They will appear in An Audience With… at the theatre on October 21, 26 and 28 as part of the Luminate Festival of Creative ageing. The live events take place in the Festival Theatre’s Empire Rooms as six dancers, from three generations share their dancing lives, past, present, and future.
Janice Said: These women have never stopped dancing. They have so much skill, knowledge, and passion. True forces of nature. For a year we have been working a day a week...
We have two young dancers in their 20s, Katie Miller and Daisy Douglas, who are learning technique from Marie, June and Doreen. “They are also learning about the life of these women and its relevance and contribution to dance now. I long to give relevance to older women dancing, to their continuing possibilities and to the stories out bodies tell. There is so much to share.
“At the peak of their careers, Variety dancers were unnamed. Some weeks they did 13 shows and travelled to the next with costumes and the occasional dog and kangaroo., on their day ‘off”.
‘An Audience With… is a way to share the energy and vivacity of these dancers. We dance. We Talk. We think about what it feels like to not be able to do what you once could, and what it means to do it differently”.
Marie, born in 1923, trained in Edinburgh. She said; “I’ve danced from the word go. My mother used to say whenever there was any music on, I was twitching and moving. I feel so at home the minute I put my tap shoes on”.
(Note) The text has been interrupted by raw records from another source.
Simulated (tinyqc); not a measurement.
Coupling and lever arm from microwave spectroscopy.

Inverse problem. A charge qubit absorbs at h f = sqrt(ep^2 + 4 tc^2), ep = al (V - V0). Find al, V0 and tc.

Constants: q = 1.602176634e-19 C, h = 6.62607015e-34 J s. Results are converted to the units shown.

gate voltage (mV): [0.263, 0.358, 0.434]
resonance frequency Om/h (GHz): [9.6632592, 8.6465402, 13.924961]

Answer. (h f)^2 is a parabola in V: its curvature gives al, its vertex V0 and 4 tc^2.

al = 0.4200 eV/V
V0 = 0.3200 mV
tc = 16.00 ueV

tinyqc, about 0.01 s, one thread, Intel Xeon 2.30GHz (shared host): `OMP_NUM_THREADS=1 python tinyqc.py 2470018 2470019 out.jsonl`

June, who moved to Edinburgh aged three, performed across the UK with the Adaline Calder Girls, the Hamish Turner Dancer, and the Moxon Girls. Doreen became a Calder girl age 15 then was head girl with the Hamish Turner Troupe. They all love being part of An Audience With…
Doreen said: “I’ve a renewed sense of worth in the work we did 65 years ago. This is exciting, heady stuff.”
An Audience With… – Festival Theatre
Lauren Humphreys – Reviews Hub
https://www.thereviewshub.com/an-audience-with-festival-theatre-empire-rooms-edinburgh/
A more life-affirming, moving and ultimately inspiring “happening” (in the words of the performers), you are unlikely to experience than An Audience With… Created after choreographer and dance-maker Janice Parker put a call out to dancers from the Variety era who had performed on the stage of the Empire (now Festival) Theatre in Edinburgh. Answering that call from Parker were: Marie Duthie (94), June Don Murray (90) and Doreen Leighton-Ward (85), all seasoned stars of the Variety stage.
Their rich lives and legacy are the core of this promenade performance. And oh, what lives they’ve lived. Their memories of the golden age of Scottish variety are a glimpse into an almost lost world.
June Don Murray still shows the spark that served her so well as a performer. Born into a family of performers and theatre managers (one of her father’s illustrations adorns the walls of the performance space, an illustration that the theatre knew no backstory to, until June herself spotted it), she takes us through our paces in a dance lesson, performs a dying swan ballet sequence and recounts some of the hair-raising feats she performed. Along with being a Moxon Girl, Scotland’s answer to the Tiller Girls, June was Australian illusionist The Great Levante’s assistant and was shot out of a cannon into a basket in the gallery of the theatre on a nightly basis.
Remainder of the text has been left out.